A Hat Guessing Game

Problem: There are $100$ prisoners. A warden decides to play the following game:

Each prisoner is given a hat with a number from $1$ to $100$ written on it (not necessarily distinct).
They can see the numbers of everyone else's hat but not their own.
They cannot talk to each other or signal in any way once the game starts.
They can however coordinate the day before the game starts.
Each prisoner is taken into a room one by one and has to guess the number on their own hat.
If any prisoner guesses their own hat correctly they are all let free, otherwise they are all executed.

Do the prisoners have a strategy to ensure they are all set free?

Thoughts: There are only $100$ options and $100$ prisoners so intuitively there should probably be a solution to this problem. Because if you imagined you had a multi choice question with $100$ options and you had $100$ different guesses then surely you would get the right answer eventually.

One of the first strategy we might think of then is to have every prisoner guesses a different number for their own hat. That is one prisoner guesses $1$ , another prisoner guesses $2$ and so on. However this strategy doesn't work.

The reason this doesn't work is because each prisoner is not answering the same question. Each prisoner is answering a different question which is "What is the number on your own hat?". This is as if you had $100$ different multi choice questions and one attempt on each one. In such a situation it's possible that you get every question wrong.

So in order to solve this question we need to rephrase the question. Instead of each prisoner guessing their own hat number they need to be guessing some other quantity that is the same for all prisoners.

What if instead of guessing their own hat number they guessed the sum of all the hats of all the prisoners. If they could guess this correctly then the can determine their own hat number by subtracting the sum of all the other prisoners hats from the total sum. In fact it's enough to correctly guess the sum modulo $100$ because the value of their own hat is between $1$ and $100$ . Each possibility leads to a different value of the total sum mod $100$ .

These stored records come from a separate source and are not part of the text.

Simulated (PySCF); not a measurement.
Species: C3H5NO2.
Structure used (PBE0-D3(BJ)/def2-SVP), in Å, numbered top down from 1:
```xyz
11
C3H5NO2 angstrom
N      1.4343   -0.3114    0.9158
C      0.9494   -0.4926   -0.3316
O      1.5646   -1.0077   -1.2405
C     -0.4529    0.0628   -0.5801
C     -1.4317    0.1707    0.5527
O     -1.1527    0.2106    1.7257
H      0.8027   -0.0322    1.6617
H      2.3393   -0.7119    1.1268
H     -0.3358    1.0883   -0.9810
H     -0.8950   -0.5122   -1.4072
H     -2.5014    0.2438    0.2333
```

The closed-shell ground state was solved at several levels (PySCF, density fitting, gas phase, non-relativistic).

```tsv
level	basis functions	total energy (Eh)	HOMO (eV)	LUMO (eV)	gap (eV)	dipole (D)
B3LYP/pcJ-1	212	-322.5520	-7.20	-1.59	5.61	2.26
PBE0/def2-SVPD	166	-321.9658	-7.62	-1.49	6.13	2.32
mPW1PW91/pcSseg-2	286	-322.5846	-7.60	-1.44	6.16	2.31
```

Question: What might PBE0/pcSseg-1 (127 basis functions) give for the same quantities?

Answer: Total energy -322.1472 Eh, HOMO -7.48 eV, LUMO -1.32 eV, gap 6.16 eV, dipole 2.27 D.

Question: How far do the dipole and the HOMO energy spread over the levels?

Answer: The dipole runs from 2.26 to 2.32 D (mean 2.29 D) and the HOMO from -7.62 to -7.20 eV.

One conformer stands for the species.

Solution: Each prisoner gets assigned a number $1$ to $100$ before the game starts. Then each prisoner guesses the sum of all the hats modulo $100$ to be equal to their assigned number. This way exactly one prison will be correct.

Every prisoner then guesses their own hat number to be equal to their assigned number minus the sum of all the other prisoners hats modulo $100$ . This way exactly one prisoner will correctly guess their own hat number.

Example: If there are two prisoners, two hats and the numbers are between $1$ and $2$ then either the two hats are either different or the same. This corresponds to the two possible sums modulo $2$ . Either the sum of the two hats is even or odd.

Prisoner $1$ assumes the two hats are different. Prisoner $2$ assumes the two hats are the same. One of them will be correct.